Model Home, Model Citizens

by Susan Downing

Lately I’ve been watching a recent Russian mini-series, a 22-part saga of the lives of several families living a fancy apartment building, beginning in Soviet times in 1924, and running up into the post-Soviet period.  I’d translate its literal title “The Building with the Exemplary Content” as “Model Home, Model Citizens.” This title doesn’t refer to an empty apartment potential residents can view.  Rather, it suggests that this building and those who inhabit it are exemplary role models of architecture and citizenry.  A variety of families moves in and out of these apartments, but the main family we follow is the Mirskys.  It is Dmitry – husband and father and celebrated architect – who designed this apartment building, this “model home.”

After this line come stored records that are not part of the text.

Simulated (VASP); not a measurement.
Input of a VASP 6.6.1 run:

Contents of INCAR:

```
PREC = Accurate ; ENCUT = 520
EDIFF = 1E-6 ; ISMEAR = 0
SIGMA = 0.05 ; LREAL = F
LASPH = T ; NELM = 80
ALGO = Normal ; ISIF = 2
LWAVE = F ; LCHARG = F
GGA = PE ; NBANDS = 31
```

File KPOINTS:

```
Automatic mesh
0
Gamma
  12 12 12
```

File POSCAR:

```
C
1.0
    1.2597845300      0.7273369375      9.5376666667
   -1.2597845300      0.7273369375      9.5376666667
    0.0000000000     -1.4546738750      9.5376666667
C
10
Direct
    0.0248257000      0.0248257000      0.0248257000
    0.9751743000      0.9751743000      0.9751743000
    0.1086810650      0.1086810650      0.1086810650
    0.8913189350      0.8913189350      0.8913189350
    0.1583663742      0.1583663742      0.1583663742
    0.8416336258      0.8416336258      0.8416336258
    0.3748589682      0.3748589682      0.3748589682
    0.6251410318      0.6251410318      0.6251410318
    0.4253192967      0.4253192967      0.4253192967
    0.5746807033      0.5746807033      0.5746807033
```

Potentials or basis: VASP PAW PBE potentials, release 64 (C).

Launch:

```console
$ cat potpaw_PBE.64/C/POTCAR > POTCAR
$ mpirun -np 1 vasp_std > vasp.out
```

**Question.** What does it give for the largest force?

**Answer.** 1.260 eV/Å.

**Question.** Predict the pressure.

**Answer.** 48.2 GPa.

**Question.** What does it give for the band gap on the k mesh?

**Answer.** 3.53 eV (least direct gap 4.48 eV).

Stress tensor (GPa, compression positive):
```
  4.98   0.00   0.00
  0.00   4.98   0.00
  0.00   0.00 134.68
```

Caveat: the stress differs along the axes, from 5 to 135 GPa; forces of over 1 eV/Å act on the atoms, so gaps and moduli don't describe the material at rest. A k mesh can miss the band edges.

When Mirsky brings his soon-to-be wife Rosa to his apartment for the first time, in 1924, she is in awe of her much older husband’s art collection, which includes a Picasso given to him by the artist himself, as well as a Chagall and many other paintings by prominent Russian masters. These paintings play a prominent role not only in the later part of the series, when a cunning mafia band manages to steal them, but earlier, too.

Dmitry’s talents bring him to the attention of Stalin’s inner circle, and he is offered the opportunity to head up the work on Moscow’s most central architectural projects during the 1930s.  Although these projects run counter to his own creative vision, he tells Rosa that to refuse would jeopardize his future as an architect.  And so, Mirsky compromises his principles and accepts the position.  Nonetheless, he continues to be plagued by reservations, by doubts, by dissatisfaction, and by the fear that despite this compromise, everything will come crashing down around him.

He has good reason to be afraid.  We are now in the time of Stalin’s purges.  The Mirksys, along with their friends, relatives, colleagues and neighbors, are living under the very real threat that they’ll be targeted by government officials advancing their own political agendas or denounced by fellow model citizens looking to safeguard their own positions, arrested, and put in prison for a decade or two, their families left with little or no information about them.

The model home’s residents are all afraid, so afraid that, essentially, they can’t think straight.  So, they employ a variety of methods to try to both keep both fear and danger at bay. Some drink. Some inform on others.  Some steal.  Some compromise in other ways, both professionally and personally.  Others, like Dmitry, take refuge in a series of lovers.  Only Rosa (who, by the way, is just as afraid as everyone else) concentrates her energy on preserving her family, keeping her young son Borya close, and doing what she can to help others.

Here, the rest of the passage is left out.